Awaiting WHAT trial? They are not even charged with a crime. If anything went the way the Bush Junta wanted it, they wouldn't even be allowed the most rudimentary legal council.

These people are held indefinitely, with no arrest warrant, with no judge checking reasons behind their imprisonment, on NO legal grounds at all, under inhumane conditions away from ANY control by the US legal system or international organisations. Bah. Awaiting trial. just how blind are you?

Quote:Was there a concentration camp in Germany, post WW II, where the Nuremburg indictees were held?&nbsp; Or was it a "military&nbsp; prison?"

The accused there were facing concrete charges, had full access to legal council and were held under conditions that were continously supervised by the international red cross and other organisations. The trial was fair by ANY international standards then and it was held in a timely fashion. Boy, has American justice gone downhill since 1946...

And yes, as concre+e stated, discuss it as you will, Guantanamo Bay, by ANY definition of the term is a concentration camp. The absence of gas chambers doesn't change the fact.

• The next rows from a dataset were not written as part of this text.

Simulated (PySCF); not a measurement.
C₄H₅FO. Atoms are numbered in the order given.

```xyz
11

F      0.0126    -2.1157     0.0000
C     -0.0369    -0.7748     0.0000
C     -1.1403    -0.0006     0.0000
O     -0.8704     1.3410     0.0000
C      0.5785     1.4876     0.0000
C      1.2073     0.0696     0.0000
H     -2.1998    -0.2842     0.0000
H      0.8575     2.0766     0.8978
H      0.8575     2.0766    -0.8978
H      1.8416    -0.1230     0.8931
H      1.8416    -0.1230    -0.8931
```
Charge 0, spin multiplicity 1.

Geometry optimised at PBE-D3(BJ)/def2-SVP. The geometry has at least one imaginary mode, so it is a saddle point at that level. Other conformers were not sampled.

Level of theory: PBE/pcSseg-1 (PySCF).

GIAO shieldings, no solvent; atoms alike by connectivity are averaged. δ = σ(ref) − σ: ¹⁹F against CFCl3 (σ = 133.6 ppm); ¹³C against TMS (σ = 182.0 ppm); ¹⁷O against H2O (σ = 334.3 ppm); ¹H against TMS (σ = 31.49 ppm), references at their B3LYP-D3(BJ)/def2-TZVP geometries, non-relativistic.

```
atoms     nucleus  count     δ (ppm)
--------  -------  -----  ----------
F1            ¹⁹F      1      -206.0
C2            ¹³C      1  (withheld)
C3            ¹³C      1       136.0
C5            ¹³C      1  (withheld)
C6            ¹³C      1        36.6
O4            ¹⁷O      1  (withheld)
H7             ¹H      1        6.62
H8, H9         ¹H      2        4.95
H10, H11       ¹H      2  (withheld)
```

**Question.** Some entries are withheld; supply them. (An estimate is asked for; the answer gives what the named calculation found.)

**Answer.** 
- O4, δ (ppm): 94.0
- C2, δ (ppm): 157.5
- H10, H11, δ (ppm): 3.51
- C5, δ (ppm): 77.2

And Ashock: My grandfather (mother's side) was a member of the german socialist party and died in a camp in Alsace in 1942. Go figure. In my case, that makes me extremely sensitive to the little beginnings of similar things today. If you wish to keep your eyes closed - go ahead. But honestly, I'd doubt that your wife would be happy with the report's I've seen from Guantanamo Bay... IF they've even been aired in US television.

With magic, you can turn a frog into a prince...
With science, you can turn a frog into a Ph.D. ...
and still keep the frog you started with.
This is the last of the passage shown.